Megan Hinton was just 14-years-old when the bully at her school shared the nude photo on social media and then had to endure years of fellow pupils ‘making sick noises’ when they passed her in the corridor. 

Megan had been relentlessly pressured into sending the picture during a series of messages from someone she thought was a boy in the year above her at her new school, but turned out to be a girl in her own year.

To her horror, when she finally relented, she was immediately tormented by a Snapchat reply from the girl, who sent a photo of herself grinning with the message ‘ha ha I’ve got you’.
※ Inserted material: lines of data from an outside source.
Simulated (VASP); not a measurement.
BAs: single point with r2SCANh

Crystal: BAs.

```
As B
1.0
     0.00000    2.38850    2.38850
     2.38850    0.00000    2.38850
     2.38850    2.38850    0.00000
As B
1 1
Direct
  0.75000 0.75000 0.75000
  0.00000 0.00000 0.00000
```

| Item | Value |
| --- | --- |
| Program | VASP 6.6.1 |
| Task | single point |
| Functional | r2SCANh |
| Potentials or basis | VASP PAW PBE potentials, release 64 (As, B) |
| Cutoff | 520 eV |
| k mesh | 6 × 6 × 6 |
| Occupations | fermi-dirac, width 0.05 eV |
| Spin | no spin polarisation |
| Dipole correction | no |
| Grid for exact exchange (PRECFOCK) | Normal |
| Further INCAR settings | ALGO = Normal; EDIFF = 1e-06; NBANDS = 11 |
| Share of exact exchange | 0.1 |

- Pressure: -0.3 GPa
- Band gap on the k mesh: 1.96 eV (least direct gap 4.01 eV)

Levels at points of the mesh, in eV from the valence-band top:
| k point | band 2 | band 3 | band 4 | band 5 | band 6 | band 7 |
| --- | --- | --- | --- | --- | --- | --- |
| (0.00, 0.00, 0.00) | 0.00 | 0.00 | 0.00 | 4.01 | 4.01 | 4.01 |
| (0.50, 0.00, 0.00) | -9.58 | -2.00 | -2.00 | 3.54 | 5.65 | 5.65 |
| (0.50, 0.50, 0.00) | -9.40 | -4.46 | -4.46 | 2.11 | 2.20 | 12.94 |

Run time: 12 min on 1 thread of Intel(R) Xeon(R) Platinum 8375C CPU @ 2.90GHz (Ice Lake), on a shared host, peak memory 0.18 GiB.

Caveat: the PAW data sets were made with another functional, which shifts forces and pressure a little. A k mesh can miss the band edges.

Speaking out yesterday, the pretty 19-year-old, who is now studying multimedia journalism at Bournemouth University in UK, said: ‘I had just moved school – I’d been really badly bullied at my last school which is why I’d moved.

‘I was making a lot of new friends, adding a lot of people on different types of social media, and I believed I was talking to a boy in the year above me, when actually it was a girl in my year who had been using his accounts with his permission.

‘They asked me to send a photo, and initially I said no, but the pressure just kept on building up and up.’

Megan had been chatting to the ‘boy for two weeks, and was receiving messages every hour asking her to send a nude photograph of herself.

She said that looking around her, she thought all of her friends were doing the same. She said: ‘It was all so normalised, so I thought it was okay.

‘He was constantly telling me that if I didn’t do it he would tell everyone I was frigid.’Everyone would talk about sending nudes, and when I’d go into school I’d hear other girls talking about how they send them to their boyfriends.

‘I sent the photo and then realised that I wasn’t talking to who I thought I was talking to. ‘After about an hour I received a Snapchat.

‘When I opened that Snapchat it was a picture of the girl saying ‘ha ha I’ve got you’.’My stomach just dropped, I felt sick, panicked and didn’t know what to do.

‘I turned my phone off, hoping she wouldn’t be as nasty as now she’s played her trick she’ll leave it, she’ll put it to bed and won’t tell anyone. ‘But when I went to school everyone had it on their phones, everybody had seen it.

‘People who were two years below me who I don’t really know were tormenting me with it, crowding around me, laughing, mocking me.’People distanced themselves from me.

Now, Megan is working with the police to share her story and warn students of the risks of social media.